Wednesday 21 September 2016

How did I engage with Marilyn in the film ‘My Week with Marilyn’?

At the start of the film, even before Marilyn is introduced we get a sense of what she is like. She is described in the first few lines as the most famous woman alive’, and a ‘Hollywood siren’. This immediately makes us think that she is very successful and glamorous, and so I personally found it hard to empathise and engage with her in the start, as her lifestyle is so different to most peoples. This is the same throughout the first few scenes – they spend a lot of time and care finding her the perfect house, and considering what colours she may or may not like - she seems so idolised by everyone around her, when they haven't even met her yet, it almost makes her seem unreal, and therefore very hard to engage with.

When she first appears in the film, the sense of power we feel she has grows. The crowd is focused on Olivier and Vivien, but as soon as Marilyn's plane lands, everyone turns from them to her - enforcing the superiority we feel she has. 


When Marilyn is first introduced to the film they are shooting, her character becomes more confusing, and the perceptions we had about her from the start of the film begin to be challenged. When she’s on the film set, she seems to struggle a lot with her lines, relying heavily on her acting coach Paula to help her get through each scene whilst remembering her lines. This sense of her having faults is enforced again when Olivier begins to insult Marilyn, and she leaves the set visibly upset. I think introducing the sensitive and more flawed side of her allows everyone to empathise with her more, as we finally get the sense that she is a human being who struggles with things, just as we do.

The day she spends with Colin further shows us the human side of her. To anyone who didn’t know who she was, the two of them would look like a completely normal couple having a day out – this part is the most important when finding a side of Marilyn we can relate to, as she isn’t having specific troubles with her acting that none of us have experienced, and she isn’t being put across as some famous, untouchable Goddess.

However, when Marilyn invites Colin to her house, in the part where he enters through the window, her problems become known as being a lot more complicated than is portrayed at the start – when she says she is having a miscarriage, and she tells Colin she wants to forget everything, at that point in the film I felt her problems were much too deeply rooted and unknown to the viewer for me to empathise with her.

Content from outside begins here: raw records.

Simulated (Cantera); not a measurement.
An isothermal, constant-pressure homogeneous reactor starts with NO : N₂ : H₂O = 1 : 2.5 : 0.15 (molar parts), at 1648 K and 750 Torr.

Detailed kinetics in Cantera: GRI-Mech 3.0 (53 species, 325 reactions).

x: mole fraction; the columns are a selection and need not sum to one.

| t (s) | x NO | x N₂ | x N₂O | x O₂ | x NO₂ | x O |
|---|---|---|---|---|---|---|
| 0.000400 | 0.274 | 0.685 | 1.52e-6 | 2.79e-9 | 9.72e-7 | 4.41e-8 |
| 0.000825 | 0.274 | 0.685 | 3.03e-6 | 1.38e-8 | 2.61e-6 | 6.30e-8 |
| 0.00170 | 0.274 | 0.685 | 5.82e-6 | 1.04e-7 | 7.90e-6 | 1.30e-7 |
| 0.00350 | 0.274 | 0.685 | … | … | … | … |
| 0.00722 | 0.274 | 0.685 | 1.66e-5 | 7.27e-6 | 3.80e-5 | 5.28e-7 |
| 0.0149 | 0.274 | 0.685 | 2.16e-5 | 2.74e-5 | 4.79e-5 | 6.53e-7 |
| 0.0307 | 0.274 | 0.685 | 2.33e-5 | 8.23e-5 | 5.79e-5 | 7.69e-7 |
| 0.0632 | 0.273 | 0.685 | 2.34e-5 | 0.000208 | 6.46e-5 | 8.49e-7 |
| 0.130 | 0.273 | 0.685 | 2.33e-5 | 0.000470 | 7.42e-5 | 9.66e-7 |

Overall, I didn’t really find it all that easy to empathise with Marilyn. I think on the surface she just seemed to struggle with some features of acting sometimes, despite being a great actor, but as you get further into the film, her problems become too much for the average viewer to understand and relate to immediately. We do empathise with her sometimes, but I feel like her character is overall too complex for us to completely relate to.